Microsoft expects EU to merge its two antitrust cases

There is “a good possibility” that the European Commission will merge its two antitrust investigations into Microsoft Corp.’s Windows operating systems, said John Frank, the company’s senior corporate attorney Tuesday.

The first case was sparked by a complaint by Sun Microsystems Inc. in 1998 which alleged that Microsoft was using its Windows operating system software to muscle rivals out of the market for server software.

Early last year the Commission launched a separate investigation on its own initiative to see if Microsoft was doing the same thing with the then latest version of its OS software Windows 2000.

Last summer the Commission opened legal proceedings against Microsoft in the first case, and the company requested a hearing that has yet to be scheduled. The Commission is expected to take a similar step in the second case in the coming months.

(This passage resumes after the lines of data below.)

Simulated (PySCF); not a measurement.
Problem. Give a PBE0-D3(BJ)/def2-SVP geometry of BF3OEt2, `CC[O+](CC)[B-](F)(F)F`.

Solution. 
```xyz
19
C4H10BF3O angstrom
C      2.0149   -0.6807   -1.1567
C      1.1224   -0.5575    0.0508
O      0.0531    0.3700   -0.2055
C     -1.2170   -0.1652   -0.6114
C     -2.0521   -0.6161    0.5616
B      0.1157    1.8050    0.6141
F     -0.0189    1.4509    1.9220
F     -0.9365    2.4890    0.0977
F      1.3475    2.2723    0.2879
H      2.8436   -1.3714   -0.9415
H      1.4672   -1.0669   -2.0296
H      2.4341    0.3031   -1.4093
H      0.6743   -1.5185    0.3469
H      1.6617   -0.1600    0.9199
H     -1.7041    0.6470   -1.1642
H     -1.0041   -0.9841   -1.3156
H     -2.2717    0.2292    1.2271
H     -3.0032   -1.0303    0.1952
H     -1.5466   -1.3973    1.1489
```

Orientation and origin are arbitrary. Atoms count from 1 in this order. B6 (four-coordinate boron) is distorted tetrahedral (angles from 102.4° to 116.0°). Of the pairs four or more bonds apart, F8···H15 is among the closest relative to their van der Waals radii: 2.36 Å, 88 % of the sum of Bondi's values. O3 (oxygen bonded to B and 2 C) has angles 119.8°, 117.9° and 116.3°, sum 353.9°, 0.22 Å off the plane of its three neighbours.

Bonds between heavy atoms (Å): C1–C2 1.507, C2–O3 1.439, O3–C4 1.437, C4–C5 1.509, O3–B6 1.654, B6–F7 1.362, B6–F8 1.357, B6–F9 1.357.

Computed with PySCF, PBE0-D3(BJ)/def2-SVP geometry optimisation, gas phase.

Sources close to the Commission expect the two cases to be merged. “They are more or less identical in substance,” the source said.

Frank said that if the cases were to be merged the Commission would either revise the existing statement of objections to include its concerns about Windows 2000, or it would issue a second statement of objections and then consolidate the two.

Microsoft would then have 60 days in which to submit a written response to the new objections, and then a hearing covering all objections could be organized, Frank said.

Commission spokesman on competition issues Michael Tscherny said merging the cases “remains a possibility”, but he added that there won’t be any developments until after the August recess.